Wednesday, May 1, 2024

EMET: EMET Profoundly Thanks the US House of Representatives for Passing the Antisemitism Awareness Act

(May 1, 2024, Washington, DC) – After assiduously working on this bill for many years, EMET is delighted to announce that today the Antisemitism Awareness Act has been overwhelmingly passed by the US House of Representatives by a vote of 320 to 91. The legislation has been passed at a moment when Jewish students attending American academic institutions have been assaulted by an unprecedented wave of antisemitism within the United States.


Many Jewish students have been afraid to cross their campus or their quad wearing a yarmulke on their heads, or a star of David around their necks, for fear of being assaulted. Many times, Jewish students have been surrounded by mobs of thugs that prevent them from walking onto their own campuses or have been prevented from attending their classes. Jewish students have been cornered, intimidated, bullied, and harassed at Columbia University, Harvard University, Yale University, Princeton University, Massachusetts Institute of Technology, Rutgers University, Carnegie Mellon University, City College of New York, Northwestern University, University of California Los Angeles, University of California at Berkeley, Duke University, Stanford University, to name but a few.
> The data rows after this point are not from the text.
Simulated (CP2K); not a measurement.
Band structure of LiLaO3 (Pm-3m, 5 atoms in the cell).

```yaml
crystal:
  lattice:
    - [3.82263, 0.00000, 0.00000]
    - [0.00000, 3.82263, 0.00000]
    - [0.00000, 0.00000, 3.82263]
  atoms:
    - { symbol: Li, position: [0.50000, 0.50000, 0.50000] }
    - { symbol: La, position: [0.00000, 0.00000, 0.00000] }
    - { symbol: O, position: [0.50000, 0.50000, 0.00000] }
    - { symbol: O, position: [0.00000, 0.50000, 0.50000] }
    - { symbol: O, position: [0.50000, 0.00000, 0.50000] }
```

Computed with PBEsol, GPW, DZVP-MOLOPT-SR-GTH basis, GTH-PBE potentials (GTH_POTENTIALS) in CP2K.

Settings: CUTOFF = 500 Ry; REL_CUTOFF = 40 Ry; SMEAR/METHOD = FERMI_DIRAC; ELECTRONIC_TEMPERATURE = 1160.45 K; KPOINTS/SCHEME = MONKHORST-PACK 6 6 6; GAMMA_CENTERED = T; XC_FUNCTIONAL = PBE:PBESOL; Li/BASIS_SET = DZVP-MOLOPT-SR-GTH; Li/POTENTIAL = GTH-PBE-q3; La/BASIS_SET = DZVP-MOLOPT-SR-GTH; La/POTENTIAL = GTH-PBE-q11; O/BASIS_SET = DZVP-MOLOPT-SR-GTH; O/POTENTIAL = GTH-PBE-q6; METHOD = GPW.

Every student should be made to feel welcome, safe, and accepted within his or her educational setting, and Jewish students should be no exception to this rule. The bully has taken over the campus, and it has become an issue of "free speech for thee, but not for me."


What makes the Antisemitism Awareness Act indispensable for today's crises affecting Jewish students throughout the United States is that it uses the most widely respected definition of antisemitism that exists today, that of the International Holocaust Remembrance Alliance or IHRA What is unique about the IHRA definition is that it does not simply rely upon classic examples of antisemitism, or that against the Jewish religion or Jewish people, but against the most prevalent kind of antisemitism that exists today, against the collective state of the Jews, Israel.

EMET would particularly like to thank the two lead sponsors of the bill, Mike Lawler, (R-NY) and Josh Gottheimer, (D-NJ), as well as Speaker Mike Johnson, (R-LA). We have done a tremendous amount of work to get passage of this in the House. We are now looking forward to seeing this bill through to its final passage in the US Senate.